Today’s Wonder of the Day was inspired by Eleanor. Eleanor Wonders, “What is the string theory?” Thanks for WONDERing with us, Eleanor!
What is the universe made of? This is the question that has fascinated scientists since the beginning of time. We've made good progress over the years toward understanding what makes up us and all the other "stuff" around us.
For example, we know that matter is made up of atoms. Eventually, we were able to look inside those atoms to discover that they're made up of three particles: electrons, protons, and neutrons. Scientists kept looking and found that protons and neutrons are made up of even smaller particles called quarks.
Today, the Standard Model of particle physics identifies 12 fundamental building blocks that make up the world: six quarks (up, down, charm, strange, bottom, and top) and six leptons (the electron, muon, tauon, and three neutrinos).
It also defines the four fundamental forces of the universe: gravity, electromagnetism, strong nuclear, and weak nuclear. So far, scientists have been able to use the Standard Model to describe with great precision each of these forces and the particles that act as their carriers…with one major exception: gravity.
Gravity is the most familiar force in our everyday lives and we can measure its effects easily. However, scientists still can't explain on a microscopic level why and how gravity works as it does. But there is hope.

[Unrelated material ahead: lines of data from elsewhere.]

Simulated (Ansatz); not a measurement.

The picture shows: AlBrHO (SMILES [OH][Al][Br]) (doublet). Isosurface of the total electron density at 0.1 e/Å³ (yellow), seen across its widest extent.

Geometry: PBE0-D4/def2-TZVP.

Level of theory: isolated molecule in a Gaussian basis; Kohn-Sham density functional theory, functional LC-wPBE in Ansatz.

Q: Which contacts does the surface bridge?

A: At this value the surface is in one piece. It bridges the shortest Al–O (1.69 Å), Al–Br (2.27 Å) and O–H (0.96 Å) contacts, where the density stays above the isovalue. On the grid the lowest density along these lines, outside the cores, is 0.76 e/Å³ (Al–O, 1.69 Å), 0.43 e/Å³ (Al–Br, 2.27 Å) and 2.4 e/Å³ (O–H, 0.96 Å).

More than providing an explanation of how gravity works, however, string theory has the potential to provide a unified and consistent — and just maybe complete — description of the fundamental structure of the entire universe. This is why some scientists have nicknamed string theory the "Theory of Everything."
Although string theory can be mind-boggling in its complexity and advanced mathematics, its core idea is that all the different basic particles in the universe are all different manifestations of one basic object: a string.
Where the Standard Model sees defined particles as points with no internal structure, string theory sees them as tiny loops of string that can move and oscillate in several different ways. A string that oscillates a certain way might be viewed by us (with our current technology) as an electron, whereas strings that oscillate in other ways might be seen as photons, quarks, etc.
One of the interesting parts of string theory is that scientists believe it points to a universe with 11 dimensions. To date, we only know of four dimensions: up/down, forward/backward, left/right, and time. What would those other seven dimensions be like? No one knows.
To date, string theory is still purely theoretical. No predictions from string theory have been made that would allow scientists to test it experimentally. That will hopefully change in the years to come, as scientists continue to explore string theory and the exciting hope it provides for a complete, unified theory of everything.